By Jakov Milatovic and Peter Sanfey
Monthly data from the European Commission on consumer confidence show a significant pick-up in many European Union countries over the past year. However, the picture for EBRD countries of operations (CoOs) in the EU is more mixed.
Our analysis of the latest data shows that:
- consumer confidence is below the EU average in all EU CoOs;
- historically, confidence tends to be low in CoOs and exhibits higher volatility, especially in south-eastern European (SEE) countries;
- over the past year, confidence has improved in central Europe as well as (from a very low base) in Cyprus, but it is stagnant in SEE.
These results matter because confidence and GDP growth are significantly correlated and causation may run partly from the former to the latter.
Economists have long recognised the importance of confidence, or “animal spirits”, as a key determinant of decisions about spending and investment, and hence economic growth.
In many countries, considerable resources have been put into gathering survey data on consumer and business views about their spending and investment plans for the coming months and their assessments of the short-term economic outlook. These data are keenly tracked by economists and policy-makers, as they reveal important information that can be exploited for policy and forecasting purposes.
For many years, the EC’s Directorate-General for Economic and Financial Affairs (DG ECFIN) has tracked consumer and business confidence on a monthly basis in all EU member countries according to a standardised methodology.
The data on consumer confidence are derived from a survey that contains questions on the financial situation of households, their opinions about the general economic situation and short-term outlook in the country, their expectations for consumer price movements and unemployment, and their spending and saving plans.
Based on these answers, DG ECFIN constructs a seasonally-adjusted index that weighs positive versus negative answers. The index ranges from -100 to 100, with a negative (positive) score indicating a pessimistic (optimistic) view on average about likely economic developments in the short term.
Figure 1 shows that the latest level of consumer confidence in all 11 EBRD EU countries of operations is below the EU average. Among these 11 countries, the highest levels of confidence are found in the Baltic states, with Estonia almost at the EU average and Latvia and Lithuania not far behind.
They are followed by the central European countries: the Slovak Republic, Poland and Hungary, with Slovenia lagging behind in this group. Confidence is significantly weaker in Bulgaria, Cyprus and Romania, with Croatia bringing up the rear.
While the ranking of countries is broadly in line with what one would expect given recent economic data, Romania’s low score is a bit of a puzzle given the strong growth rate in 2013 (3.5 per cent), which has continued into 2014, with the country recording the highest growth rate in the EU in Q1 2014.

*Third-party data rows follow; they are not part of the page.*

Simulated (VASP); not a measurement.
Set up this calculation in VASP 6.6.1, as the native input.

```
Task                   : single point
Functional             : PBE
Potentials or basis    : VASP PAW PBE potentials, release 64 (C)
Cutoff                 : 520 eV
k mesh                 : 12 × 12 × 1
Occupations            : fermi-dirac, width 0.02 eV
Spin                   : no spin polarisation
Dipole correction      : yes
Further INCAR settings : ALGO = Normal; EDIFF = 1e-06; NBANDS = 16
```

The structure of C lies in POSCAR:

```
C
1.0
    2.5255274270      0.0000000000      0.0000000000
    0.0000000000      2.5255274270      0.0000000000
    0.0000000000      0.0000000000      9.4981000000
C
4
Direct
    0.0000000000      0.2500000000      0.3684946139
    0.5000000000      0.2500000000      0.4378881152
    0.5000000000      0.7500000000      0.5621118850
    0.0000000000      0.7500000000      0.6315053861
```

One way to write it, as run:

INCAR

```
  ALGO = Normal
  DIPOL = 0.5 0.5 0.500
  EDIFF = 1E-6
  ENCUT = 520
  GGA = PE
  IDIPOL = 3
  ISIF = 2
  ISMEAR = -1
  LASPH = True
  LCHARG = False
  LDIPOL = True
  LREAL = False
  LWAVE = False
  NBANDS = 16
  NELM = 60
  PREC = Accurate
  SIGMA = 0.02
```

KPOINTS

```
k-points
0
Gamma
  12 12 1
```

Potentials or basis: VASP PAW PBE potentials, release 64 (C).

Historically, levels of consumer confidence tend to be lower in CoOs relative to the rest of the EU and exhibit higher volatility (see Figure 2). This figure reveals some interesting regional patterns. The only countries where consumer confidence has been on average positive over time are the three Scandinavian EU members (Denmark, Finland and Sweden) as well as the Netherlands.
The central European and Baltic (CEB) countries are mostly clustered together with an average index score of between -15 and -25 and a standard deviation typically between 12 and 15. Most strikingly, a group of south-eastern European countries – along with Cyprus and Greece, as well as Hungary – exhibit very low levels of confidence over time (average scores of -30 or worse), along with high variation.
Figure 3 shows how consumer confidence has changed in the past year. Throughout the EU there has been a major positive shift – more than 15 points on average between May 2014 and one year earlier. The index in some Eurozone periphery countries such as Ireland and Portugal has jumped almost 30 points. Even Cyprus, which is still in a fairly deep recession, is up more than 20 points, albeit from a very depressed level a year ago.
Once again, there are some evident sub-regional groups emerging. The Baltic states are little changed relative to a year ago but, as noted earlier, consumer confidence in these countries is already close to the EU average. The central European countries (Hungary, Poland, Slovak Republic and Slovenia) are up significantly, but Bulgaria, Croatia and Romania appear to be stuck in a low confidence equilibrium.
These data matter to the extent that they affect economic outcomes. Many researchers have investigated the links between confidence and variables such as GDP, consumption spending, investment, unemployment and others. While the results vary from one study to another, the broad consensus is that changes in consumer confidence can influence subsequent economic variables.
It is not difficult to see why that might be the case: a drop in consumer confidence usually leads people to postpone or cut back on spending, which depresses consumer demand and can lead to business failures and falling investment.
We have examined the correlations in each CoO over the past ten years between the quarter-on-quarter (QoQ) change in the confidence score and QoQ real GDP growth (see Figure 4). The results range from a weak correlation in Cyprus (0.07) to relatively robust correlations in some cases, reaching 0.52 in Romania. Of course correlations tell us nothing about causation, but it is not implausible that changes in confidence have an influence on subsequent GDP movements in the emerging Europe. This hypothesis will be the subject of future research.